My official word count for NaNoWriMo is 53,383. The first 30k was completed in 7 days at the beginning of the month. My initial goal was 30k because I decided to co-write a book with my Mother-in-law where we each take on 30k for the month. When I finished my portion of the thing, I sat around moping for a couple of days – this unbelievably ridiculous state of mind I get into when I have finished one project and lament I will never come up with another idea again – then struck upon a fresh idea for a book and decided to go for the NaNoWriMo gold by writing another 20k on the new project.
I made it, with time to spare, but the differences in the process of two books were astounding. The first book had a basic outline, a plot element for each chapter, a handful of characters and a direction when I started out. It went smoothly and I barely batted an eyelash in the struggle to come up with a plot. The second book started out with a concept and that’s it. Despite the fact that I know the ending of the book, I still have no clue where I’m going with it and the tension is waning because of that.

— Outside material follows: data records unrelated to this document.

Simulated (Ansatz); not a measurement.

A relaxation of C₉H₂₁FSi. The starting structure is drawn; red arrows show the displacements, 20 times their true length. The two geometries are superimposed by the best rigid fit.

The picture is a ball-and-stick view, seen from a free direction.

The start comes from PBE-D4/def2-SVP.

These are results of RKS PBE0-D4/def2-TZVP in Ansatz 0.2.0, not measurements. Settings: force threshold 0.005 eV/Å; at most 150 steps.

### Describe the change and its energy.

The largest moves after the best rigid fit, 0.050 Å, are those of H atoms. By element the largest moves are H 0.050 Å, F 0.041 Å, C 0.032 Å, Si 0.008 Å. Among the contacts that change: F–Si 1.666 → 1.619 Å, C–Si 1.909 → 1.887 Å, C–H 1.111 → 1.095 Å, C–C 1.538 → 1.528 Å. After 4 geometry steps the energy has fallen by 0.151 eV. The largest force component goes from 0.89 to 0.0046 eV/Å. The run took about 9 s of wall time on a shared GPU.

So now I’m taking a break to reexamine the plot of book two and I decided to also examine my experiences with NaNoWriMo. It was more illuminating than I thought it might be.
So here’s the truth about me and NaNoWriMo.
I heart structure
I never thought I would say that. I never thought it was true, but it all makes sense now. My desk is sparse, I hate stuff and clutter. I work best on one story/project at a time. I took a test the other day that said I was a bit more right brained (organized/logical) than left brained (chaotic/creative). After all this time of thinking I was so damn free wheeling and intuitive, here I am hearting the hell out of structure.
Plotting is my least favourite part of writing a book, but it seems once I have the basics, I can easily string everything together. If left alone to my own devices (with no structure) I will meander like crazy and get nowhere fast.
I guess I did, a little. I guess in a way it’s lucky I like structure. My desire for order has allowed me to be a successful freelancer for years and helps me to organize my thoughts and life easily. But on the flip side I look to people who are able to be completely free and chaotic with a little bit of envy or at least great admiration. Unfettered randomness is something I would love to be able to achieve, but I have trouble with it. I can’t just let things fall as they may, I have a desire to pick them up and organize them if they are just scattered about.
I suppose the grass is always greener isn’t it?
I’m a competitive bitch
It all started when I was young. I was a figure skater and I competed fervently for medals. I loved me my gold. And when you’re young they say it’s not about winning or losing but I don’t think I ever really bought into that crap. It is about winning and losing sucks.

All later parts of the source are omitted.